Of course not, as this week the Ravens get stuck with Jeff Triplette. AGAIN.

You may remember Triplette’s crew and the 12 penalties for 98 yards that they threw at the Ravens in their Week 5 loss to the Cleveland Browns.

I can’t put it all on the officiating crew, as a handful of those penalties against Baltimore were totally warranted (Jason Babin’s Illegal Use of Hands and Lawrence Guy‘s Roughing the Passer penalties the worst of the bunch) and inevitably proved to be 100% costly in a game that ended with the Ravens on the wrong side of a three-point loss, but there were still some questionable calls in that game that favored Cleveland (9 penalties for 74 yards in that game).

Overall on the season, Triplette is assessing an average of 8.7 penalties per game on the visitors for 78.3 penalties yards per game. On the home team, the crew is averaging 6.3 penalties per game for 52 yards per game.

How does this stack up against the league averages? Throughout the NFL this season, teams are averaging seven penalties for 60.2 yards per game. This shows a CLEAR advantage for the home team (Triplette’s crew is below league average) and an equally clear disadvantage for the visitors (same crew calls more than the league average on the out of towners).

With the Ravens being the home team, that should provide a MINOR glimmer of hope, but the bigger issue will be Triplette’s crew continuing on their quest to be the most inept crew in the league when it comes to correctly enforcing and recognizing the most basic rules and principles in the officiating handbook.

Triplette Crew

Baltimore fell victim to Triplette’s incompetence in their game against Cleveland earlier this year, as the crew missed a handful of extremely easy calls, most notably a incomplete pass to Brian Hartline down the sideline (initially ruled complete) and a step out of bounds by Duke Johnson Jr. as he dashed down the sideline (initially ruled a 44 yard catch-and run, reversed to a mere 12 yard completion).

EVENTUALLY the officials got the calls corrected, but it took a few challenges by John Harbaugh (and the HQ back in New York, who was likely face-palming over every call) to get the calls on the field corrected. And in both cases mentioned above, the CBS officiating crew was able to quickly determine the call on the field was incorrect, yet the officials who are paid to get those calls correct couldn’t identify their errors. There was no grey area to be assessed on either call, nor was their any possible way the calls would stand – they were simply egregious whiffs by Triplette’s crew, which is by all measures inexcusable.

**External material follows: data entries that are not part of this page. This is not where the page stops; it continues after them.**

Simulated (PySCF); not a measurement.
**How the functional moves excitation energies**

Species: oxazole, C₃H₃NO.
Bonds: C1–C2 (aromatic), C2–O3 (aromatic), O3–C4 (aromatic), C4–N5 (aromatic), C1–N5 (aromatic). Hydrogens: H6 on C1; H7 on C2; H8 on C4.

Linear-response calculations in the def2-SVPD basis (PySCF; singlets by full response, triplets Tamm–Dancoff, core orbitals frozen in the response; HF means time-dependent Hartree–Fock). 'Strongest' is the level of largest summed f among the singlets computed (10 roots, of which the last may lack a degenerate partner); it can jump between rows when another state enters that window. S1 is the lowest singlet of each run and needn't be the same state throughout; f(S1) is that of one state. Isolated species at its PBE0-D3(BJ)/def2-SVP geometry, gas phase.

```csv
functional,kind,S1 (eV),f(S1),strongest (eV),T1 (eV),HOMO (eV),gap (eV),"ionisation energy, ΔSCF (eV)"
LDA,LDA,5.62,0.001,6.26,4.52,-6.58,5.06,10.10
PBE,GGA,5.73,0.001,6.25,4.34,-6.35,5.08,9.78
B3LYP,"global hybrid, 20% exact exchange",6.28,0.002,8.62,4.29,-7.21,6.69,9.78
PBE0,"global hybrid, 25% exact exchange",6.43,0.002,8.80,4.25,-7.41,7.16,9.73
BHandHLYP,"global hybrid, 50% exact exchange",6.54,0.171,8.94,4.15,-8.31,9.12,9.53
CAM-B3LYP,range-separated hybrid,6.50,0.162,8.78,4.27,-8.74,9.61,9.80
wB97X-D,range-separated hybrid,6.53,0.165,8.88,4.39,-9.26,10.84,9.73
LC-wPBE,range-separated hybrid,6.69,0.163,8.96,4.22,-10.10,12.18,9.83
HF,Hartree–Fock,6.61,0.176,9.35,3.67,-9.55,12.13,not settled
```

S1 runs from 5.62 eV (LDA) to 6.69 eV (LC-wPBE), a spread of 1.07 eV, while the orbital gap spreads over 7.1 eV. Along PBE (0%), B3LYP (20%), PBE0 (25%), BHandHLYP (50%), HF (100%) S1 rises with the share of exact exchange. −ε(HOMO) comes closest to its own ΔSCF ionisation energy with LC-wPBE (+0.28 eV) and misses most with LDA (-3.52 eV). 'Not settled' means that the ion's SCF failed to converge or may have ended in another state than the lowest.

With that in mind, Harbaugh needs to start this game against the Chiefs with the red challenge flag in his hand, ready to launch at any given moment.

Unfortunately, the Ravens and winning challenges haven’t exactly been synonymous this season.

Per Pro Football Reference, Harbaugh has successfully won just three of his eight challenges this season, with two of those successful challenges coming in that Ravens/Browns game officiated by Triplette. Since that game, Harbaugh has gone 0-for-4 on challenges, which doesn’t exactly sit well with many fans looking to place blame in a season that’s been nothing shy of an episode out of the Twilight Zone.

Take the poor officiating, sprinkle in a bunch of backups starting for the Ravens, and throw in a dash of losing challenges, and you have the perfect recipe for a potential disastrous day for the Ravens.